“You weren’t very nice, but I’m sorry you’re dead”
The park is “such a peaceful place,” according to Timmy Robinson’s mother in Andrew Currie’s Fido (2007), but lurking within its pristine bushes and lush flower gardens are sinister secrets. Happy events are supposed to take place in community parks, but in Willard, the park has become a space of abjection, as well as the location for casual baseball games, a common pastime that is normally the mainstay of Western recreation. In this narrative, the park, the players, the game, and even the ball have become abject objects, tainted with blood.
The baseball abjectification begins when Timmy’s dad is too busy to play ball with him, and heads out one Saturday morning to hit golf balls on the driving range. Strike one for Mr. Robinson. Timmy enlists their Zombie, Fido, to play with him instead. Fido is not very coordinated and seems unable to catch the ball, so Timmy tells him, “You play like a girl,” and later in exasperation, “If you can’t catch it, you gotta go fetch it” (Fido). These two references, likening Fido to a girl or female who is an “other” in patriarchal thinking, and a pet, alluding to the animalistic and lower-than-human, set the stage for a drama that will turn the game of baseball upside down.
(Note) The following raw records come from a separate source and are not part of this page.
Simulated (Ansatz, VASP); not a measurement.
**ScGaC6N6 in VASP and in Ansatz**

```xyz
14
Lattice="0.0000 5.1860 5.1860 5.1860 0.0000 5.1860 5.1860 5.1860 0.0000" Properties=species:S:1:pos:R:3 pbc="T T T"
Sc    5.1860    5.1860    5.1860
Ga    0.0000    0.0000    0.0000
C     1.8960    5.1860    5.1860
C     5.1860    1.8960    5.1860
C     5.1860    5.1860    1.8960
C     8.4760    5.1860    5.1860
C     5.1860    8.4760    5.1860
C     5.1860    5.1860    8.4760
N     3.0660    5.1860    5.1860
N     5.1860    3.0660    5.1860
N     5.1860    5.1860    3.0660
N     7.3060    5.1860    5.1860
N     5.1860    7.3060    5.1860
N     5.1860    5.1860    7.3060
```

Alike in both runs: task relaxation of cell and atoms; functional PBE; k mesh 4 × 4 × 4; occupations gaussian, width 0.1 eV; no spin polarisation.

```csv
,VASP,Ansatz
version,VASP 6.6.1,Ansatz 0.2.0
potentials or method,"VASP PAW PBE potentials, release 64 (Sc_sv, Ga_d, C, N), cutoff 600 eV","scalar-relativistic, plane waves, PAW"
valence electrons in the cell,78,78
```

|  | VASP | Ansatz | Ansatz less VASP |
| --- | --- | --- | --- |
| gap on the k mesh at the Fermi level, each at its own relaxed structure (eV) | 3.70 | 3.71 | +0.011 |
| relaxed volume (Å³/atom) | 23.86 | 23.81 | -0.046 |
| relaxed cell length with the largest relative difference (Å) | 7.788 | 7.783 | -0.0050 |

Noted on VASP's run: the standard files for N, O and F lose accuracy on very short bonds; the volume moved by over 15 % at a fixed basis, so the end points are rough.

Timmy has invited a Zombie — an abject non-human creature who threatens the good citizens of Willard with their Zombified “alienated and/or dehumanized state of being” (Ross), to enter into the prosaic ball game with him. Baseball symbolizes all that is ordinary, safe, and comforting to the stereotypical American family. Timmy’s baseball gets lost in the bushes and trapped under the walker of Mrs. Henderson, who is spying on someone to whom she declares, “Disgusting” and “If your mother could see you now” (Fido). These sentiments foreshadow words that will ironically personify herself. Her character is the cranky hypocrite, a stereotyped grouchy old woman, who has scolded Timmy earlier in the film by ordering him to put his bike away, even though she has no authority to do so. That and her spying also characterize her as a nosey-parker, busy-body type who invades others’ spaces without their permission, making her an abject person even before she becomes a Zombie. When she hits Fido with her walker, unhooking his collar, her grumpy intrusiveness unleashes a monster that devours her, fully transforming her into a non-human. An arm is severed from her bloody body, just the sort of body part that is needed for a nice game of baseball. Her pitching days are over, and the bloody baseball, left as an abject token at the scene of Fido’s transgression, marks the spot where events crossed over into left field.
The happenings that lead up to the “baseball game” illustrate how the Zombie trope challenges society’s status quo, and thereby questions our way of looking at and experiencing life (Webb and Byrnard 96-97). The roles of the elderly, women, children, and fathers are addressed by the baseball-themed abjection. The use of a walker to attack a repulsive non-dead creature such as Fido places a tool of helplessness in older people as a weapon of bloody destruction that unleashes a monster. Death and life are interwoven into the fabric of the abjectified park and community themes, as people are eaten and Zombified in flower gardens while picnicking and during innocent recreation. Family values are held under the spotlight, as friendship with a Zombie becomes more meaningful than a father/son relationship. A child’s ability to exhibit wisdom, as in Timmy’s case, is greater than the adults in this story. Timmy demonstrates distaste as he chops off Mrs. Henderson’s head with a shovel, and apologizes to her as he buries her body. “You weren’t very nice, but I’m sorry you’re dead” (Fido), is a simple, mature statement of fact — the kind of honesty many adults find elusive. A child becomes a major player in an adult world.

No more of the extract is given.